Blogs exist to get thought into the world in a hurry. Whether the thoughts were worth thinking, whether they might not have been improved by the time taken for their maturation and slow reworking—well, that’s the question with almost any piece of writing.
It comes as a shock to realize that I am within a few weeks of the twenty-fifth anniversary of my first piece of art reviewing, of “Kandinsky: Russian and Bauhaus Years” at the High Museum. It was based on my research for a book idea that I soon abandoned, and I insisted it was a contribution to art history, not an exhibition review—when Xenia Zed convinced me to write an art historical piece about the “Demons and Angels” exhibition at the Center for Puppetry Arts some months later, I insisted that I didn’t have enough time to research the traditional masks and had no idea how to write about artists of whom I knew nothing and who had no secondary literature associated with them.
My first attempts to write about art, on request from artist friends years earlier, had been even more awkwardly literary. But most working critics have had a steep learning curve. Few of them decided in high school that they really wanted to be art critics someday.
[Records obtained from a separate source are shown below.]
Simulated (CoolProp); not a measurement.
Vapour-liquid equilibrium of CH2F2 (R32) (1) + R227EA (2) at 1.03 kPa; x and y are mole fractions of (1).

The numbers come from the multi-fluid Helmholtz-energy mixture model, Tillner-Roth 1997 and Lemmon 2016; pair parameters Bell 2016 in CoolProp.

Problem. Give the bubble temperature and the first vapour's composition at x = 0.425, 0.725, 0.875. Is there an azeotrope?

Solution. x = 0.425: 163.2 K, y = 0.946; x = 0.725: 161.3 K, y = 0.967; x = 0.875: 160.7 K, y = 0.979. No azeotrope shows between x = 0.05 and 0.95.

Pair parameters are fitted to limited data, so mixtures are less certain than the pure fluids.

I soon realized I had better learn how to produce some of the works of art I wanted to see that weren’t already in existence, if only to get the processes firmly in mind and thus remember what any given artist was up against. (The thought was an extension of a remark in a letter by my mentor Robert Detweiler, who had said that all literary critics should be required to write a certain number of short stories, poems and/or novellas—all of which should then be destroyed as an act of kindness to the world.) But I ended up making only the art I wanted to make, except when an auction deadline pushed me to create something. When I didn’t like the results, I sold them cheaply, once to the woman who today is the director of the Walker Art Center. (Well, actually, Marcia Wood sold that one on my behalf, out of a group exhibition called “The Shrine Show.”)
I feel like a complete troglodyte when I recall that my first published essay and that first published piece of art writing were both marred by entire lines omitted by the typesetter and names misspelled by the proofreader. Today we are required to submit copy ready for electronic composition, but editors and proofreaders still do their dirty work, and an unnoticed highlighting plus a random keystroke can wipe out a phrase as effectively as the eye of a tired typist ever did.
Almost all of my newspaper reviews, some of which I am now in the process of posting to a wiki in their original rough-draft format, bore titles for which I bore no responsibility. Headline writers are as prone to cutesy misunderstandings as reviewers themselves are.
And the format is murderous. There is always more to be said, except when there is even less to be said because one has no idea where to start. After a few years of paring down and discarding paragraphs, one learns to think in five-hundred-word segments, then in three hundred fifty words, and then two hundred fifty. There is no point in delving deeper because it will all have to be dumped in favor of the next deadline.
Blogs allow for two thousand or ten thousand words, but there is no deadline and sometimes the words never get written. Other times, they ought not to have been.